Wednesday, July 25, 2012

When should Dana Air fly again?

Following the incident involving Dana Air Flight 0992 on June 3 in which all passengers and crew tragically lost their lives along with a number of people on the ground, the airline operator promptly cancelled all flight operations scheduled for the next day.

The Nigerian Civil Aviation Authority (NCAA) then followed up with a formal order indefinitely suspending the operations of the airline and denying the operator access to their aircraft. The reaction was an understandable one. The outpouring of grief and emotion across Nigeria following the tragic accident was immense and raw.

Today, we are approaching two months since the tragic accident and Dana Air remains grounded. As far as the author has been able to ascertain, neither the Accident Investigation Bureau (AIB) nor NCAA, nor even the Ministry of Aviation has issued any clear guidelines to the airline on potential resumption of flights. In fact, it seems that there are no clear policies regarding airline operations post an aviation incident at all. Each case appears to be treated very differently. In the case of Bellview, for instance, the airline carried on normal commercial operations almost immediately, while Sosoliso and ADC never flew again following their accidents in 2005 and 2006.
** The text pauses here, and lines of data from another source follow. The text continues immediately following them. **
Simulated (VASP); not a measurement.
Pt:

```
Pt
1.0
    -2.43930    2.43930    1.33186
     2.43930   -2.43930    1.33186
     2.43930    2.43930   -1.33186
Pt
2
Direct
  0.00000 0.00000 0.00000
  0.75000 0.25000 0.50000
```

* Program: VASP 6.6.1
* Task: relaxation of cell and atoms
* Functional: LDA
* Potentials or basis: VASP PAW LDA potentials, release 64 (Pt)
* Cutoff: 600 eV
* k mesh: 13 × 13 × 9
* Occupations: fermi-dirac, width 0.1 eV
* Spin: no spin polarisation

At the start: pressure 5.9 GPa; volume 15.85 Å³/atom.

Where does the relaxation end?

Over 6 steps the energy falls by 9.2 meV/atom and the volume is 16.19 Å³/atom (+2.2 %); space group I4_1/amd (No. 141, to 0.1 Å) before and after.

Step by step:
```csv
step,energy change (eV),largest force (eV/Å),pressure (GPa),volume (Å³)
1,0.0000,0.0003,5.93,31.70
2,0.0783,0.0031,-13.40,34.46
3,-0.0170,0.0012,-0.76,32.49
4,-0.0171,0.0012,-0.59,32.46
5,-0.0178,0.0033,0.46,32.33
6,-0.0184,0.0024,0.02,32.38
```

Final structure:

Sam Adurogboye, a spokesperson for the NCAA, was reported by the BBC following the accident as saying, “Their operational licence has been suspended until we carry out their recertification…this is standard practice after such an event.” This is not entirely true. In fact, and internationally speaking, this is an aberration. What does the NCAA mean by recertification? We would assume that they mean the fleet should be checked and certified as airworthy before operations can begin again?

In 2008, BA Flight 38 operated by ‘the world’s favourite airline’, British Airways, crash-landed just short of the runway at Heathrow Airport. Soon after the crash, the British Civil Aviation Authority (CAA) announced that they were aware of the incident and that the incident would be investigated by the Air Accidents Investigation Branch of the Department of Transport. British Airways’ licence was not suspended. In fact, they carried on with scheduled flights shortly after.

Just over a year later, in June 2009, Air France Flight 447 operated by an Airbus A330 crashed into the Atlantic Ocean, killing all 216 passengers and 12 aircrew. The accident is on record as the deadliest aviation incident in the history of Air France and still ranks as having one of the highest numbers of fatalities to-date. Following the incident, the French authorities launched two separate investigations – a criminal investigation and a technical investigation. The final technical investigation report was submitted three years later on July 5, 2012. At no point during the investigations were Air France operations suspended, nor was Air France asked to undergo ‘recertification’.

Bellview Airline’s Flight 210 mentioned earlier, which crashed en route to Abuja killing all 117 passengers on board in October 2005, is still fresh in the minds of many Nigerians. The airline operator carried on flight operations up until it was forced to close shop in 2009 due to dwindling customer confidence and incessant delays caused by acute lack of aircraft. Their licence was not indefinitely suspended in the same way that Dana Air’s was. So, once again, one has to wonder what makes Dana’s case so different.

The move by the NCAA is legally ambiguous in that the AIB, whose job is not to apportion blame but to ascertain exactly what went wrong so as to ensure that such an incident never happens again, is still investigating the incident and a final report could take 12 months. If an inspection of the Dana fleet has not taken place, or any fault found if such an inspection has, then what is the basis for the ongoing suspension?

Very few individuals, and indeed professional bodies, have come out to speak up against this type of arbitrary behaviour. One of the few people to have the confidence to speak up about the matter was the secretary-general of the Airline Operators of Nigeria (AON), Mohammed Joji, a retired captain. Joji spoke out objectively alluding to undue pressure by the Senate on both the NCAA and the Ministry of Aviation. He faulted the calls for Demuren to be suspended and the Federal Government’s suspension of the airline. He rightly stated that there was no way Demuren or the NCAA could hinder the independent investigations of the AIB. He went on to say that it was necessary for investigations to be carried out before acting against the airline.

Captain Joji is right, and if one may add, the action of the Federal Government sets a dangerous precedent. What this says is that, regardless of international best practice, some airlines will be judged and punished without the need for investigations by the professionals empowered to do so by the laws of the land. It also means that a business investment is not safe because there are no clearly articulated guidelines for such a scenario with which a business can model its risks clearly before investing.

Granted, the incident remains a great shock and embarrassment to the country and many lives were tragically lost, but one hopes that the relevant institutions will act quickly and articulate a clear policy regarding an airline’s operations post an incident, fatal or otherwise. A good starting point for redressing the situation will be for the NCAA to clearly state if it has indeed carried out any inspections on the grounded fleet, what its findings are, and how, if at all, this will affect the so-called ‘recertification’ process. We cannot hold our aviation sector up as a success story until we consistently abide by the best practice that defines world class service and world class regulation.